McGuire on Media

Our audience is a different problem than we thought

At long last there is some articulation to the obvious fact that audience is not the biggest problem for newspapers. It’s all about the advertising. The latest State of the Media report and Rick Edmonds on Poynter.org discuss a decoupling of news and advertising. “The heart of the problem, especially for newspapers, is not loss of audience but ‘a broken economic model — the decoupling of advertising and news,’ the report finds.

Edmonds points out, as I’ve been saying at dinner parties recently, that declining newspaper readership is not creating this unholy road to perdition.  The changing ad model for newspapers is causing the real carnage.

Audience is certainly declining and this excellent piece from Editor and Publisher crystallizes the problem in a way the ABC reports do not. It says big newspapers have lost 10 percent of circulation in four years and some have lost as much as 20 percent. 

Those are staggering numbers.

The declining advertising numbers carry even bigger implications. Alan Mutter, the newspaper finance guru, wrote me in an e-mail: “I would venture to say that print sales will be no better than $44.25 billion for 2007, which would be 9per cent below their all-time peak of $48.67 billion in 2000.  Over-all industry performance will be somewhat better, because they will book nearly $3 billion in online sales.”

Using the simple formula that ad revenue contributes 80 percent of the top-line revenue for newspapers the ramifications of that kind of drop are huge.  The crumbling of the advertising business model is the culprit behind layoffs, cutbacks and the general panic in the newspaper streets. I think that raises an issue that just doesn’t get talked about much.

The newspaper audience numbers everybody is fretting about are a dramatic problem. The circulation numbers are too big. Most of us know that large newspaper readership numbers have always been a drag on transformational change.  Cutting loose loyal readers in big numbers to attract new marginal readers who are not committed to news has never been an attractive proposition.
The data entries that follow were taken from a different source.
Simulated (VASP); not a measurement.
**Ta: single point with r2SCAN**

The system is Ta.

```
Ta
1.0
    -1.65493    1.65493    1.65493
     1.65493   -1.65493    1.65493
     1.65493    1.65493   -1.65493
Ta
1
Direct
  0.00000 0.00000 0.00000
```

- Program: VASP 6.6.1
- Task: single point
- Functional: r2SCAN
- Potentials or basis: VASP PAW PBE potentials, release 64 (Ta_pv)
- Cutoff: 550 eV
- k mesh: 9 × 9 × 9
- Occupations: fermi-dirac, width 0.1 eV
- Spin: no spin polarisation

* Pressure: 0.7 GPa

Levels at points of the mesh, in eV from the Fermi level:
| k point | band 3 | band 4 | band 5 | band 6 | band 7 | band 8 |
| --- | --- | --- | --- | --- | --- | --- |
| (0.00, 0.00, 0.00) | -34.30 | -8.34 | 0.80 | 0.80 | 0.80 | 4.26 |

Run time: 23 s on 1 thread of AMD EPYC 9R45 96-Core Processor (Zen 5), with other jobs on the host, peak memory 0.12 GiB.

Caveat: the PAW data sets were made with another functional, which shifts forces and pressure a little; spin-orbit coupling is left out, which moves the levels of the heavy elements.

Everybody seems to focus on the 10per cent to 20 percent declines in circulation.  When I looked at the Editor and Publisher story the numbers that leaped out at me were: Arizona Republic, 385,214, Star Tribune, Minneapolis, 341,645, Dallas Morning News, 373, 586. Well, you get the drift. 

While the business model implodes, these newspaper are still getting well over 300,,000 customers a day to part with 50 cents to 75 cents for a daily newspaper.  Certainly, if you project out these losses, you can see a sad end. It would also be foolhardy to do a straight-line projection because, at some point, circulation could fall off the table rapidly. Still, it seems pretty clear that newspaper readers may be the last to know about the demise of newspapers.

That creates some serious, even ugly, issues around public service, community responsibility and the free market.  The advertising free market is clearly voting against newspapers as an ad solution.  The reader market’s vote is coming in more slowly.

It strikes me that it is time to test some of the theories about newspaper value. Price increases, value-added content that nets increased revenue and special subscriber benefits that raise revenue have to be considered. 

Rather than focusing on what we don’t have–the revenue of 1998–we need to focus on those 350,000 subscribers big newspapers still have.

IT’S NOW APPROPRIATE AND I STILL DON’T LIKE IT

The Arizona Republic apparently took my advice and are now crediting the public relations people who write releases the paper uses without any editing.  Despite the fact the newspaper has eliminated plagiarism concerns, I still don’t like it. As a friend of mine, Nick Martin, wrote me in an e-mail: “It’s such an insult to readers, too. There’s absolutely no oversight or verification, which are the basic things readers expect. When somebody reads a news story, they assume the best of the reporter who wrote it and the newspaper that published it. They assume the right questions were asked — sometimes twice — and that the paper would not publish something unless they knew it to be absolutely true. Now, most in the newspaper industry know we fall far short of reader expectations daily, particularly on breaking news, but we still try. This makes the Republic seem as if they’ve just plain given up.”

Sometimes it is just best to let wisdom speak for itself.  That Nick is a real smart fellow.